[SOLVED] In LLVM, how to get all the struct types in a program?

Issue

This Content is from Stack Overflow. Question asked by 董英帅

In LLVM, we can use StructType() to get all structs in a Module, but when we use multiple source files, the Modules are different, so the same struct type may display multiple times in different Modules.
How to get all struct types in a program, not only a single source file?
And is there any method that record where or when the structs first appear?



Solution

That’s a big and fairly fuzzy question. It depends.

LLVM has named and unnamed struct types. You can easily get a list of the named struct types, and if your program uses a single context, you can merge the lists and will have a complete list of the defined named struct types. That set of defined types will be a superset of the used struct types.

Your programs may also use unnamed struct types or some parts of your programs don’t come from an LLVM Module.

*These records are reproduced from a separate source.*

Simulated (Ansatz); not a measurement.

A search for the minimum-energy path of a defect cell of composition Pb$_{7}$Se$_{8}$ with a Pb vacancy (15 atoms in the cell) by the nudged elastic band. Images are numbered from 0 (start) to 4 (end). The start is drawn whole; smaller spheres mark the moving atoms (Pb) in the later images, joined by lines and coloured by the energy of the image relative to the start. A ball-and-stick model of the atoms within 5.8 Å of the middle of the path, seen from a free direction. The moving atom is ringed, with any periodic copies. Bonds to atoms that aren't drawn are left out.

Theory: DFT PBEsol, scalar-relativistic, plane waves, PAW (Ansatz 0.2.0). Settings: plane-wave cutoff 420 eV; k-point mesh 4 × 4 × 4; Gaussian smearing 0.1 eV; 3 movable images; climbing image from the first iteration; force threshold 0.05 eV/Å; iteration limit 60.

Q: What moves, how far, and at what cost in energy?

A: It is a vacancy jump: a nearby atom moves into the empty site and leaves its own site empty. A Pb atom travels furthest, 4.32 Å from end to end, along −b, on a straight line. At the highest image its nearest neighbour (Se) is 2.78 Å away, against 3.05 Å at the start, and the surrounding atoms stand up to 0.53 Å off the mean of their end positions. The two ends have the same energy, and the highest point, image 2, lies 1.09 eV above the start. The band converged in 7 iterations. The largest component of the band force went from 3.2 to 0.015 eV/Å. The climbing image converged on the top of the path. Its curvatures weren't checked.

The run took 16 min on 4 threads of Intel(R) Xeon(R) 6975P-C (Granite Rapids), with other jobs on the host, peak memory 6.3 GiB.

If you use unnamed struct types, life is more difficult. Two types may both be {i32, i32} and maybe that’s the same type for your purposes, and maybe it’s two independent types that happen to have the same members. Difficult. Finding them is also more difficult: You have to loop over all of the functions and find the values each uses, and the types of those values. A slow loop, and boring to write. (But on the positive site, you won’t have false positives when a struct type is defined but never used. The named struct types above can have that problem.)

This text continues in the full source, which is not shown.